I've been on a bit of a comics hiatus the last couple of weeks and have only read a few trades, but I've been all over my stack of fiction titles, which has grown during the past semester.
Recent reads
This one came to me as one of the most hyped manga titles since Akira. The first volume was a good read, and it certainly made me want to pick up the next one, but I don't think anything could really have lived up to the hype.

Alexander McQueen is probably the most talented fashion designer who ever lived, and he is one of those artists who far transcends his chosen medium, able to speak to the emotions of people far outside of his particular niche. I know I most likely won't get much traction with this, but I recommend
Alexander McQueen: Savage Beauty, the MoMA exhibition and the book, to anyone interested in contemporary art and design.

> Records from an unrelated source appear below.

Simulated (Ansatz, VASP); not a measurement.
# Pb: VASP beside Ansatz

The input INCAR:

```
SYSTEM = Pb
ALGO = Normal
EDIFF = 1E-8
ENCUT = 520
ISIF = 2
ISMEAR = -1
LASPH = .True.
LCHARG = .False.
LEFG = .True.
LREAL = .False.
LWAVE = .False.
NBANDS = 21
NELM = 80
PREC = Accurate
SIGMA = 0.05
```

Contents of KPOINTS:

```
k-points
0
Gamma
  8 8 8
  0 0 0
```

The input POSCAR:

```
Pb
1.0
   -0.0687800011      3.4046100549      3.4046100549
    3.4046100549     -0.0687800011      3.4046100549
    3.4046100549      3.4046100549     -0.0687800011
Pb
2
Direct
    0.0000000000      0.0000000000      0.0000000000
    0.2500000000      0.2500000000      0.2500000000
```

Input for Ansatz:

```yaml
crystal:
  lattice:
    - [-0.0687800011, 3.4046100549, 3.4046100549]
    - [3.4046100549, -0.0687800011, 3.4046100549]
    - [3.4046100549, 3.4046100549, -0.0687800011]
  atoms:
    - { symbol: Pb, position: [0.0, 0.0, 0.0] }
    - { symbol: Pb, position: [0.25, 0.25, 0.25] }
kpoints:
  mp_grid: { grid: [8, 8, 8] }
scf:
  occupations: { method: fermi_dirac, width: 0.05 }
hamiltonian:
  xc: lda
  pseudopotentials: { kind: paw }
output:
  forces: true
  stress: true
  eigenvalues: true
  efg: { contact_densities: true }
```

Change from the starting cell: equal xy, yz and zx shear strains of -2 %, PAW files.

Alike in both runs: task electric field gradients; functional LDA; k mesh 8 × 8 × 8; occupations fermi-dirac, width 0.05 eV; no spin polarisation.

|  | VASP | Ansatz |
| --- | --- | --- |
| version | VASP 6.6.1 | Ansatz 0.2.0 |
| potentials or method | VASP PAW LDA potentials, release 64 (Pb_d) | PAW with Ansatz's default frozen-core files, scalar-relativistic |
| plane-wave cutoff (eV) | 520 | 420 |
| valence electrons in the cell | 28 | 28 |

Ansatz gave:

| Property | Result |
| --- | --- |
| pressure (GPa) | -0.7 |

Talk about shelf porn! This book is just gorgeous, and it is great flipping through it and marvelling at the breadth and depth of Stuart Immonen's talent. Glad I got on board the limited slipcase edition.

I recently discovered the small publisher Soho Press, and in particular their crime fiction imprint Soho Crime, and I love their stuff! I've been buying a bunch of their titles, and this was the first one I read. A great cop novel set in Mahattan's Chinatown during the 1990s, in a very well written noir style infused with Asian American themes and the filth of New York City.

This was one of the first novels by Japanese Ryu Murakami (who later wrote the extremely unsettling Audition and In the Miso Soup). It's setting is very much like that of Haruki Murakami's Norwegian wood, but this one is much more up beat and the introspective sadness of the protagonist of Haruki's novel is replaced with a neverending quest for fun and, well, sex. A very refreshing, short, and enjoyable novel about life in small-town Japan for your typical 1969 high school student.

Burdett's crime novels set in Bangkok are pretty good, less so for their plots than for the very detailed setting descriptions. This one, the second one I believe, deals with Thai prostitutes, tattoo artists, and wayward CIA agents. A good, fun romp through the streets of Bangkok.

Can you tell that I've been on an Asian literature streek yet? Anyway, I love love love Kobo Abe, one of my favorite authors ever, and this one doesn't dissapoint. Surrealism and nightmarish visions as only the Japanese master can write them. If you like Haruki Murakami's more surreal stories, you owe it to yourself to check out Abe's work.